Thursday, July 29, 2021

Cryptocurrencies Taxes to be Stricter in South Africa

Cryptocurrencies Taxes to be Stricter in South Africa

According to Mazars an accounting and consultancy group, traders of cryptocurrencies in South Africa would see stricter tax policies soon.

In the last five years, South Africa has emerged as one of the world’s most notable cryptocurrency adopters. Furthermore, an estimated 13% of South Africa’s internet users own or are using cryptocurrencies.

The current South African Bitcoin/ZAR weekly trading volume the South African Revenue Service (SARS) can track the gains made by South African taxpayers who trade cryptocurrencies.

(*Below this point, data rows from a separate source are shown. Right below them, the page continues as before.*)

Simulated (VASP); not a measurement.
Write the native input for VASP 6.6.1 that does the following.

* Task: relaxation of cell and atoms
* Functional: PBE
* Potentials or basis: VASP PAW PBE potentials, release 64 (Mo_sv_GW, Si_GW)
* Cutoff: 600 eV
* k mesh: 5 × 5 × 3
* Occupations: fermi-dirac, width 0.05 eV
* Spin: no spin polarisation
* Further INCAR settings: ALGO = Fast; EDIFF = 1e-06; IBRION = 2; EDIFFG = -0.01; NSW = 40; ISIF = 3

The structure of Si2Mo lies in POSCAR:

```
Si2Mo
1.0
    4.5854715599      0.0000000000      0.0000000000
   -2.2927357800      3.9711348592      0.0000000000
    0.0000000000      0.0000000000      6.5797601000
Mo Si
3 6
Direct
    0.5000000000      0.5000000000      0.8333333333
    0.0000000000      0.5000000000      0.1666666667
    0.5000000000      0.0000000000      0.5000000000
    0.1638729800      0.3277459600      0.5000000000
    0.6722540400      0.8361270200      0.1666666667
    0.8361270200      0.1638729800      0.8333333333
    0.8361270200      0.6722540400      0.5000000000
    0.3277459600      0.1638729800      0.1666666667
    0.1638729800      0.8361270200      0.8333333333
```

This is according to Wiehann Olivier partner at the audit division of Mazars in South Africa. He explains that the fact that cryptocurrencies were created to allow for anonymous and trusted peer-to-peer transaction means that it can be used to avoid tax in several different ways.

Furthermore, Olivier explains that investors can store their cryptocurrencies in paper or hardware wallets instead of relying on a custodian. This makes it impossible to confiscate these cryptocurrencies and extremely difficult to track their movements.

There is also the option to rely on a series of smoke and mirrors. Different types of cryptocurrencies can be exchanged for one another and passed through a series of wallets and public key addresses. Trading crypto this way gives an attempt to confuse the trading activities and to evade taxes.

Oliver notes that SARS relies on taxpayers honesty to include their crypto gains as part of their taxable income.

Currently, SARS has not yet released any specific legislation around the taxation of cryptocurrencies. Asides from mandating taxpayers to include any realised gains from the trading of crypto currencies in their taxable income. Mazars however believes that SARS will publish new regulations in the coming years to have specific focus on digital assets.

Predicted Regulations on Cryptocurrencies

A predicted intervention will be introducing regulations that require South African cryptocurrency exchanges to share information with SARS. This will make it more difficult to apply the several method of avoidance.

There is also the possibility that offshore cryptocurrency exchanges and banks might have the same agreement with SARS as foreign institutional investors have. This agreement means they will share individuals and companies’ trading and asset holding data with revenue services from various countries. This would again make it more difficult to avoid paying tax by moving assets out of South Africa.

Olivier advises that businesses should begin to prepare for tighter regulation of their digital assets. Preparing for these interventions well ahead of time may be beneficial for cryptocurrency exchanges, traders, and investors.